Tuesday, March 30, 2010

My weekend was:

I love to prepare food for people, so it didn't take much convincing for me to volunteer to cook for Rob’s botany field trip on the weekend: a total of 21 students and 6 staff. We did a scaled down version of my birthday dinner. I’d been busy during the week and had made a double batch (each) of Turkish Delight, Baklava and Nummoora (semolina cake).

So Saturday dawned, and after dropping Rob off at Uni I headed to Salamanca to buy herbs from the Hmong people. The smell of fresh mint and parsley filled the car- I love that fragrance, better than any expensive perfume! After packing the van with ingredients and equipment I drove to Orford to the camp behind Spring Beach. It has a commercial kitchen so it was going to be nice to spread out and have enough room to prepare the food.

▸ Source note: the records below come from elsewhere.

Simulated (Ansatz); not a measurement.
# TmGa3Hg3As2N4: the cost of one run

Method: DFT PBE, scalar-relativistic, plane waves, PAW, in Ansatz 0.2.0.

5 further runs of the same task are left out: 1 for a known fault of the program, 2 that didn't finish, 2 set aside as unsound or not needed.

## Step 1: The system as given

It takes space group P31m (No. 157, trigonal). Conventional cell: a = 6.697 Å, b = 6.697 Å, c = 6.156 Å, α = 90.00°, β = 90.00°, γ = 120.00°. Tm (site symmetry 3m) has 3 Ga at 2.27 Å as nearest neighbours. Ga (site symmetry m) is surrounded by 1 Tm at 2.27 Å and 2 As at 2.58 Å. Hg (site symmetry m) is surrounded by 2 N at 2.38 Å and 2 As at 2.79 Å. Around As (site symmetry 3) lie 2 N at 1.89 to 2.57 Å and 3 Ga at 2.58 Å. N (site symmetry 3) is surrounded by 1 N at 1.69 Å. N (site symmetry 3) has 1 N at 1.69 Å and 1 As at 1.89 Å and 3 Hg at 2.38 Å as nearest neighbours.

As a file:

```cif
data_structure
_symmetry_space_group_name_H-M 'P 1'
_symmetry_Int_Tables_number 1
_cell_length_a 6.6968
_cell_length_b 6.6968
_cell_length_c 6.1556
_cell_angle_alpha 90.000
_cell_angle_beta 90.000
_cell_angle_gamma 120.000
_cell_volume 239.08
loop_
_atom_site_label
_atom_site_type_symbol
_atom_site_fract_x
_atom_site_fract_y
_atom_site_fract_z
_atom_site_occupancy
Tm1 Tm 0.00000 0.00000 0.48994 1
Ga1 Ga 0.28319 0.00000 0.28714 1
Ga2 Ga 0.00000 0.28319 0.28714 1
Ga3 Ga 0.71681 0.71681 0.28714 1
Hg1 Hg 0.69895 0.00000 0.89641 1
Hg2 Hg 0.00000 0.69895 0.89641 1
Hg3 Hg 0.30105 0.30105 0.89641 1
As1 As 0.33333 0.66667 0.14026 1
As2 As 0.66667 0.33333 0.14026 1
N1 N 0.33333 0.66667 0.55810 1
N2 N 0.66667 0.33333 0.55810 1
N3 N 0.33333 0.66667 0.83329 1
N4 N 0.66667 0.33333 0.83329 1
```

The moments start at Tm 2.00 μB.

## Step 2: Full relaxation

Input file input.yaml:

After unpacking, I got the eggplants burning nicely on the hotplate to create lovely smoky baba ghannooj. Meanwhile I set about roasting walnuts in the oven and juicing lemons for the dips and salad. Unfortunately my luck ran out with the big food processor – I pressed all the buttons and fiddled with it but couldn’t get it to work. It would have been great as I would have only had to do 1 batch of each of the three dips. I had come prepared though, so out came our dinky little 500mL food processor. I’m surprised it didn’t blow up cause I had to do the hummus, baba ghannooj and muhammara (red pepper & walnut) in 5 batches!

After a quick clean up, I set up the tables in a long row, the gym is perhaps not as nice a setting as the royal tennis club, but it didn’t look too bad with the white tablecloth, magenta runner, Moroccan lanterns and candles.

Next was top and tailing the beans for the Loubyeh bi Zayt (green beans cooked with tomatoes, olive oil and allspice). I was in the middle of this when everyone arrived, which was excellent timing. The kitchen became a hive of activity; my Sous-chef (Rob) made lamb kofte with Ras el Hanout, mint, red onion and lemon rind, and my kitchen assistants chopped mint, parsley, tomatoes, lettuce, cucumbers and radishes. I got the beans going at the stove, and got used to directing other people in the kitchen!

Whilst Rob grilled the lamb kofte and the Za’atar chicken kebabs, I set out the dips and cacik, drizzling them with olive oil and decorating them with paprika and herbs. In the final rush I tossed the salads and sprinkled them with sumac, and then we took all the dishes out to the long table.

The students were suitably impressed and appreciative. Rob introduced me as their chef for the evening and ran through the menu. Then everyone tucked in, apart from an occasional “ohh” or “ahh” all was silent for awhile. After clearing the main course from the table we sat chatting over the sweets.It was a great evening, and although I was satisfied I was pretty tired by the end of it all. Cooking for more than 6 people always increases my respect for real chefs- it is pretty tough, both mentally (making sure everything is ready at the right time) and physically (it was such a long day for me, and my back and knees are still recovering). But the pain must be easily forgotten, like women having more than one baby. On Monday I brought in the leftover sweets for my workmates, and afterwards I agreed to do it for our Christmas lunch this year!


ut si said...

How do you do this Hazel? You are amazing.

Michelle said...

What an incredible feat M! It all sounds so delicious. Fantastic photo too.

I love the smell of parsley and mint too - can't grow enough of it in my garden.

Victor said...

You made it looks so good and so fun. Nice touch with candles. I can imagine some background middle eastern music, with a beautiful Belly Dancer teasing the diners. Maybe it is time for you to start your own Middle Eastern catering business. :-)

Stephen Estcourt said...

Big effort. A great achievement Hazel

Hazel said...

Thanks guys- it was a fun evening. Rob's camera is amazing, Nikon super dooper something or rather! Can take photos in the dark that look like you haven't used a flash.